What You'll Build
Generate short, synchronized audio + video clips locally with LTX Video 2.3 — Lightricks' 22B-parameter DiT audio-video foundation model — on a 16 GB RTX 4080 SUPER. Per the Lightricks/LTX-2.3 model card, "LTX-2.3 is a DiT-based audio-video foundation model designed to generate synchronized video and audio within a single model." The canonical ComfyUI install wants a "CUDA-compatible GPU with 32GB+ VRAM" (ComfyUI-LTXVideo README) — twice the 4080 SUPER's 16 GB — so this recipe runs the distilled GGUF transformer with the heavy Gemma 3 12B text encoder offloaded to system RAM. The RTX 4080 SUPER is called out by name as a target of this exact 16 GB constraint in ComfyUI-LTXVideo Issue #303 — a community feature request whose author lists "RTX 4080, 4080 Super, 5080" among the 16 GB GPUs that the smaller-encoder change would unlock.

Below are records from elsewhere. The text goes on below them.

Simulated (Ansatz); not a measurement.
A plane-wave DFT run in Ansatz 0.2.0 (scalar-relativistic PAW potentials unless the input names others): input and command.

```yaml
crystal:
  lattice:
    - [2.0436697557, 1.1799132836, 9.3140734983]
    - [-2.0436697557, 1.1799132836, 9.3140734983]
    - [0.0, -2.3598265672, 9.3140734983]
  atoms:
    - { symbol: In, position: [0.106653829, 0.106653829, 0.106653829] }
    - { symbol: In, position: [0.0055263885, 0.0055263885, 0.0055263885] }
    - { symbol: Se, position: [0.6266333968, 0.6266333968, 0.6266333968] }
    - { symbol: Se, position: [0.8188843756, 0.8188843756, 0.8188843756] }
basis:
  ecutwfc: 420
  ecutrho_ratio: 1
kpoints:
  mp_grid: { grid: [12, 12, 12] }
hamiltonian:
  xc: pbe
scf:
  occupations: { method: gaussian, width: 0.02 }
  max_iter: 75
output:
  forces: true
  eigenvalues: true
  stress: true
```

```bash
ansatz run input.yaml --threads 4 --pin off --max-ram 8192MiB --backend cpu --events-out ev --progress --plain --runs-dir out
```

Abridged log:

Hardware data: RTX 4080 SUPER (16GB VRAM) · Q4_K_S distilled GGUF + CPU-offloaded Gemma 3 12B · See benchmark data
⚠️ The 16 GB envelope is tight and the text encoder is the binding constraint, not the transformer. Gemma 3 12B (LTX-2.3's text encoder) "needs ~24-27GB VRAM to operate" on its own per the community Issue #303 report; on a 16 GB card it MUST run on the CPU (or be streamed from RAM). The transformer fits as a GGUF quant; the encoder is what OOMs you if you leave it on the GPU.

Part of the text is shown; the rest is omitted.